However, if the franchise is for sale because the franchise as a whole is underfunded, the franchisor offers too little franchisee support, demand for the product or service is insufficient or the territory is too small, steer clear.
“Ensure the reason for the sale lies with the existing franchisee,” David says. “Where this is the case, a new franchisee can often reinvigorate an underperforming franchise.”
There are ways to calculate the value of a resale, but the method varies according to sector and is by no means exact.
David cautions: “Always get an accountant to look at the accounts of the business that is for sale and to ensure there is no hidden expenditure or unwelcome surprises.”
“Compare the cost of the resale with the cost of a virgin territory from the same franchise.
“If the resale is loss making, the cost should be about the same or less than the cost of a virgin territory.”
Kimberley Riley-Shipperbottom had been a student, then an assistant, then a teacher at the Stagecoach Performing Arts School in Bolton - and now she owns it.
“In 2014, Ruth, Stagecoach Bolton’s former principal, told me that she was planning on retiring and asked if I’d be interested in taking over,” Kimberley says. “I knew I could continue the successful business Ruth had created and the Stagecoach head office team saw I was the woman for the job.”
The Bolton franchise had been going for 25 years, so Kimberley had to raise £100,000.
“I had inherited some money from my mum and my dad agreed to invest, but I was £60,000 short,” she says. “Then a family friend, an investment banker, suggested that he should lend it, so we put legal loan agreements in place.”
Kimberley had no business experience, but says: “I had help from Stagecoach head office and an accountant that they recommended. I follow the franchisor’s systems to the letter and it’s paying off. I have discovered skills I never knew I had.”
Richard Bradshaw, who bought the Driver Hire franchise in Guildford in 2014, says: “The existing franchisee was selling for personal reasons that meant he couldn’t work on it as he would have wanted.
“I paid £75,000 because it was not performing well, but that was clearly not because of the franchise itself.
“Buying a Driver Hire greenfield site costs about £33,000. Paying just over double that for a ready-made business, with existing customers and staff and where the drivers were already hired, was a no brainer, especially as I had no recruitment experience. I was buying someone else’s work in setting it up.
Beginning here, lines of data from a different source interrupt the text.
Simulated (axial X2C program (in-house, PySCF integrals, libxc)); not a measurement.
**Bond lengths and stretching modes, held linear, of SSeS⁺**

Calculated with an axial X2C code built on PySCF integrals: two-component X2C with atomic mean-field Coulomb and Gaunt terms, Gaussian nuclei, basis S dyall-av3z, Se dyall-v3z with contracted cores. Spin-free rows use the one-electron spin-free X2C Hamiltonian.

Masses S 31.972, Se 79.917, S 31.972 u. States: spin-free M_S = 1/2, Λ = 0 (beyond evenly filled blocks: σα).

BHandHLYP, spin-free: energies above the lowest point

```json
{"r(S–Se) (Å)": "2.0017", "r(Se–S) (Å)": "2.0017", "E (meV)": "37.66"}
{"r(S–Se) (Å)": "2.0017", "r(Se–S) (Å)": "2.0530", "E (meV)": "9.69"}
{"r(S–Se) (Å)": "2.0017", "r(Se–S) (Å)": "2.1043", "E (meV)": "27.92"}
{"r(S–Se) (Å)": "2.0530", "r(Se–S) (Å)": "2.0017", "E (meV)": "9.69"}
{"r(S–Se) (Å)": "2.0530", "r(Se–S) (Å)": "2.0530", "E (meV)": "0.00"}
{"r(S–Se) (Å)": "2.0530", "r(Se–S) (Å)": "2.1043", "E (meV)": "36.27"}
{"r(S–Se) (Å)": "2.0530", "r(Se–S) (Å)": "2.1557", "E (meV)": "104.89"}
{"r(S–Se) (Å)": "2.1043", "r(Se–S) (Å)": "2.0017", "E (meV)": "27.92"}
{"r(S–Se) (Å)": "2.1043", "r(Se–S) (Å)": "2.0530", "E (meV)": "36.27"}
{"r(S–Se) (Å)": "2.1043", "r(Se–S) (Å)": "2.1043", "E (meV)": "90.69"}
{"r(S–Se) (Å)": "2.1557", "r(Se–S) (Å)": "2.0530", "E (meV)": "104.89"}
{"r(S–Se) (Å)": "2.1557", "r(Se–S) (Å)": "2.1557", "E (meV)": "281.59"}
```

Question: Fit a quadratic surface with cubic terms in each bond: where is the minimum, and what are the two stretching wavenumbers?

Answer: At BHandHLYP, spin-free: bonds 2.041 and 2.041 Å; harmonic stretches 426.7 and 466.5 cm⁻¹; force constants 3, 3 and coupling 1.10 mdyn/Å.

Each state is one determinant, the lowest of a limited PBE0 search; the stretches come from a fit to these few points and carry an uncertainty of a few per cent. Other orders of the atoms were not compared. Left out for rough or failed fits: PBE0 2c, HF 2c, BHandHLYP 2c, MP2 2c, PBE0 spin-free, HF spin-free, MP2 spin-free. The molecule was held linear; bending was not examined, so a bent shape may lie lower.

“I saw that Driver Hire was supporting the outgoing franchisee and the existing customers, staff and drivers were being looked after, so I stood a good chance of inheriting them.”
Richard had previous business experience and had been in franchising in the hotel sector in the USA, so was confident he could grow the Guildford territory. When he took it over, turnover was £300,000, but the forecast for 2018-19 is £1.3 million.
Richard advises: “A resale can be a great investment, but don’t just look at the money. Go for one with quality relationships. Check that the franchise is supportive throughout the transition period and discuss with the franchisor exactly what you’re getting.”